So gather ’round my 133-year-old Steinway upright, and hear a little ditty about a man with a laptop, a rental van and impulse-spending issues.

pianoMy tune is not quite a dirge, I suppose, since this piano is actually an improvement on the troll it displaced from my living room. But I’d have endured far less angst, and gotten more piano for my money, if I had listened to the experts before leaping at my “bargain” discovery.

My advisers included Amy Tiernan, a piano technician and restoration specialist at Doghouse Pianos in Pawcatuck, Connecticut; Fred Altenburg of Altenburg Pianos in Elizabeth, New Jersey; and Barb Blair, author of “Furniture Makeovers” (Chronicle), and founder of Knack Studio in Greenville, South Carolina.

Tiernan’s advice was typical of what I heard. “Don’t rush into anything,” she said. “You don’t know what you’re getting into until you have someone look at it.” Right.

But what are the odds of finding an available piano technician the moment you spot a Craigslist ad for a used Steinway, in “good” condition, for $50? It had been kept in a dry, heated garage for 15 years, said the owner, who is the chief executive of a well-established telecom business. He said the piano had been inspected by a technician, who deemed its soundboard healthy.

“We’re clearing out the garage, and I just want it gone,” he said. “People have been calling nonstop since I put up the ad.” The photos showed a nearly five-foot-tall upright that had been sanded down, so all I had to do was stain it, tune it and play.

Way too good to be true, I thought.

“I’ll take it,” I said.

Now let’s take a step back and consider what I should have done.

When selecting a used piano, my panelists said, it’s fine to be drawn to the better names, like Steinway, Mason & Hamlin, Chickering, Baldwin and Knabe, among others. But even among those brands, prospective buyers are likelier than ever to find instruments that aren’t worth salvaging.

Altenburg said that in past generations, pianos were as central to family entertainment as televisions are today, but as that tradition fades further into oblivion, heirloom instruments often suffer from neglect. Crucial parts can fail and, to untrained eyes and ears, the piano could appear fine.

“It’s really like buying a used car,” Altenburg said. “Unless you know these things, you wouldn’t even know what to look for.” That caveat aside, Altenburg posted a video on his website, altenburgpiano.com, explaining how nonexperts can inspect a piano’s soundboard and the bass and treble bridges.

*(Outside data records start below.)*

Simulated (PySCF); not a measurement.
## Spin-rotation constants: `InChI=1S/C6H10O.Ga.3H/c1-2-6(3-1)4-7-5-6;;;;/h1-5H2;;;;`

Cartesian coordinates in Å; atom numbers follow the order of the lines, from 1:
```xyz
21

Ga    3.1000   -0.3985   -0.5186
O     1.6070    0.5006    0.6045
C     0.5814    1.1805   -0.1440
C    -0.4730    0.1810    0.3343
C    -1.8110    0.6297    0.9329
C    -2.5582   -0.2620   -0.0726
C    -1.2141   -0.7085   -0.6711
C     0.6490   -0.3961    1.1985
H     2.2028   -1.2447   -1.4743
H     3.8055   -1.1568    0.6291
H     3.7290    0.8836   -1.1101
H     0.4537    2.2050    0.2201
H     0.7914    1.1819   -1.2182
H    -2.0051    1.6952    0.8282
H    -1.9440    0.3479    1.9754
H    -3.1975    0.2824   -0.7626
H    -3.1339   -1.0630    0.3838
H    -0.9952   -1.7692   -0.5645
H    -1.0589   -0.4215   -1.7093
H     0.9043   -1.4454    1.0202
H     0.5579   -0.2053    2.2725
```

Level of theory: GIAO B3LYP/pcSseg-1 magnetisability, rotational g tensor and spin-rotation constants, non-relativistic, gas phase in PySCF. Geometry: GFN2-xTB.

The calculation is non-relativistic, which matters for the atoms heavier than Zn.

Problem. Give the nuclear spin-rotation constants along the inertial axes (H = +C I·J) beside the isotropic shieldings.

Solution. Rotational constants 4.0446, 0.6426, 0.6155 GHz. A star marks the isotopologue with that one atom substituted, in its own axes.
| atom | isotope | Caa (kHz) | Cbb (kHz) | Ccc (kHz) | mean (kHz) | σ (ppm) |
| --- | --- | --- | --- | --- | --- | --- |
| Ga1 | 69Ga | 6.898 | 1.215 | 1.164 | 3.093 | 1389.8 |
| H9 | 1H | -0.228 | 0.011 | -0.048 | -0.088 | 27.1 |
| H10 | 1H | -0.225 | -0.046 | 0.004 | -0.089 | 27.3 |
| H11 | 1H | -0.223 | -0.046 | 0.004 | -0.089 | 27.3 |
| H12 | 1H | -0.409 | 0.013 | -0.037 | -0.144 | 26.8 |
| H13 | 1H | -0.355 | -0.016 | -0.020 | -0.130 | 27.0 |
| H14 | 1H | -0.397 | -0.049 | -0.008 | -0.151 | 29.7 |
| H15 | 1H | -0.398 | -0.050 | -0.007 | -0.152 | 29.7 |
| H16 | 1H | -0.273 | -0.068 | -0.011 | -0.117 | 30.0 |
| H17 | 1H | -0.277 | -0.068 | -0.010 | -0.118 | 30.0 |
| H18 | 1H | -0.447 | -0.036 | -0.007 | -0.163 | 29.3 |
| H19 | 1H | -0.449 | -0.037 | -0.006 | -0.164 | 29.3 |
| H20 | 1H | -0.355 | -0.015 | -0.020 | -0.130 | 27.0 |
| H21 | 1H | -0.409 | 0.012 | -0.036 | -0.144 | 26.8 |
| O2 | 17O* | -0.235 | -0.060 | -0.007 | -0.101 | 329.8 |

But even if those look fine, there could be hidden problems with other parts, like the wooden blocks that secure the tuning pins. The pins hold the strings at the proper tension for extended periods — unless the block is cracked. Pianos that live in areas with extreme humidity swings are more prone to cracking, which is why some experts warn against buying older pianos in the eastern United States, for instance.

(That bit of wisdom comes from the used-piano tutorial video hosted on pianobuyer.com. The website is edited by Larry Fine, an author of “The Piano Book,” a much-lauded resource for prospective piano owners.) So, how do you check a pin block’s health before you buy? With many pianos, you don’t.

A technician can check for patterns — for instance, if a cluster of strings is out of tune, it could suggest a bad spot in the pin block. But a cracked pin block is like a leaky head gasket in a car engine. Sometimes you can fix it and it’ll hold for years. Sometimes not. And either way, it portends trouble elsewhere. And if the piano has sat unused for years, the only way to gauge its health for sure is to tune it and see if it holds a tune.

Piano technicians will charge from $100 to $200 for a tuning, and around $100 for an inspection. The best way to find a good technician is to triangulate a bit: Seek word-of-mouth recommendations from piano teachers and friends, check local piano dealerships and, finally, scan listings from the Piano Technicians Guild (ptg.org).

So let’s suppose your technician checks your $50 treasure before you buy it, and deems it worth taking a chance on. If you add the cost of two technician visits, you’ve already invested at least $250 in your piano.

Now for the fun part.

When I moved our old upright piano into our living room, I still had friends who would risk their spines for beer. Now they risk their spines only for CrossFit, so I called piano movers. One said the charge was $190 an hour, with a three-hour minimum. Another estimated $500.

I was having none of that, and the owner of my Steinway said his employees would help me get it on the truck, so I rented a 14-foot U-Haul and made the 60-mile trek to his home. Estimated cost for that trip, with mileage charges: $250.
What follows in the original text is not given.